A fascinating book has recently been landing on the desks of some of the world’s leading business decision-makers. It is called, enigmatically, The World and the BRICs Dream – the BRICs being Brazil, Russia, India and China, arguably the world’s four hottest growth economies.
The book comes from a research team at Goldman Sachs investment bank that has been studying the turbo-powered BRICs economies since 2001 and believe they are destined to play a more influential role in the world economy as this century unfolds.
Most other pundits agree, but there’s a lot of disagreement on two points. The first is which of these four economies will ultimately be top dog. The second is what other changes economic growth in these economies might drag along in its wake. We might add to these points the likely role of logistics as these economies develop.
Let’s dispose of the top dog question first. As it happens, I’ve recently spent a lot of time talking to business people deeply involved in Brazil, Russia and India. I spent time talking with old China hands last year. I’m coming to the conclusion that the received wisdom that China is set to dominate the world economy is by no means certain.
Formidable economic force
Of course, China is destined to be a formidable economic force. It already is. But one key fact leads me to suggest that we’re underestimating the potential of India – by 2050 India’s population will have far outstripped China’s.
Moreover, it’s arguable that India’s more open and tolerant society is better equipped to handle the stresses and strains long-term economic growth poses on a society than China’s authoritarian regime. But, perhaps that’s an argument we can save for another day. For the time being, let’s focus on the potential role of logistics in Brazil, Russia and India.
The first point to make is that these are all huge countries in which supply chain issues constantly loom large, if only because of the vast distances to be covered. The second is that such infrastructure as does exist is of variable quality. Do not expect services we take for granted – roads, railways, even mail deliveries – to work as effectively throughout these countries as they do in Europe. The third is that it’s simply not as easy to do business in these countries as it is in Europe.
The World Bank provides a handy ranking on ease of doing business in all countries – Russian comes 79th, India 116th, Brazil 119th. Not a good start. (In case you’re wondering, the best is New Zealand, the worst the Democratic Republic of the Congo.)
It’s perhaps most surprising that Brazil comes last in that list, even if only because the country is usually portrayed as easygoing with a seemingly permanent carnival. The reality for business is that constant rivalry between federal and powerful state governments makes it difficult for business to understand what regulations are going to be enforced and how at any given time.

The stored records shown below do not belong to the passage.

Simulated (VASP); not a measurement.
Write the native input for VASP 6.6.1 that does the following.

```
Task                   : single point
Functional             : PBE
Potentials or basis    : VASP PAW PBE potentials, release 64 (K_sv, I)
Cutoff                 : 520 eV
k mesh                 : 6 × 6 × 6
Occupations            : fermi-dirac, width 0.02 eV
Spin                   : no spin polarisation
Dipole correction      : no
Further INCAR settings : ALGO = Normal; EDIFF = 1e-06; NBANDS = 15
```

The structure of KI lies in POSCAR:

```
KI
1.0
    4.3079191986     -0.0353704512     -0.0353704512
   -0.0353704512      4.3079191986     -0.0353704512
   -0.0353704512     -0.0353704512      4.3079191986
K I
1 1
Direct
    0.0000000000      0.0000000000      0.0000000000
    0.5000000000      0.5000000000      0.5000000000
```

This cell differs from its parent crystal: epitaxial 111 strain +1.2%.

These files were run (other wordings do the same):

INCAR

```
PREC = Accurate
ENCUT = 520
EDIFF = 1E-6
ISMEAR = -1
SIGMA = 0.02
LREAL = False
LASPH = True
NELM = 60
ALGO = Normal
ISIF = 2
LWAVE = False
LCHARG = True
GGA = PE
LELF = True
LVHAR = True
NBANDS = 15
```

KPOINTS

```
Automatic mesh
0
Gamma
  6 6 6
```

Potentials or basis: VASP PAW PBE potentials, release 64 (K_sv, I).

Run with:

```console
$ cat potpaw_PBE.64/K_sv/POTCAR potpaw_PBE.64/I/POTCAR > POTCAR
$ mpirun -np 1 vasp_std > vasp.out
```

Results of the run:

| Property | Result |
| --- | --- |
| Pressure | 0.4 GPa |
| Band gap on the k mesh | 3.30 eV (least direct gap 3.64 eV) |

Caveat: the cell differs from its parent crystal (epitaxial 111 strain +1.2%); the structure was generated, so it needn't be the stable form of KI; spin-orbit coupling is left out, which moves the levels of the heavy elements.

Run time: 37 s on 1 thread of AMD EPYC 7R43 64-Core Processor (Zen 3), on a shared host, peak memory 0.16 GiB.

The problem in Russia is less a question of laws and more a question of navigating a corrupt bureaucracy. Despite years of rule by strong-man Putin – perhaps because of it – kick-backs and organised crime are part of the business landscape companies have to live with. That and growing uncertainty about the political future. Should Putin try to override the constitution and run for a third term as president in 2008, there’s no telling what forces could be unleashed.
India too suffers from bureaucracy and corruption though thankfully not the level of violent crime that dogs Russian cities. As an example, on average it takes 89 days and 11 administrative steps to start up a company in India. But the country is realising that it must become more business oriented and a Foreign Investment Implementation Authority has been set up to help inward investors cut through the stifling bureaucracy.
Despite all these negatives, there is one positive for logistics professionals. All three countries will need much more supply chain expertise if they are to develop their economies. But businesses or individuals who want a slice of the action in any of these countries, need to take one critical lesson on board – your supply chain skills may be second to none, but there’s no point thinking you can deliver them the same as if you were working in London, Paris or Frankfurt.
In the case of each country, understanding and adapting to the culture is key to building any kind of business success.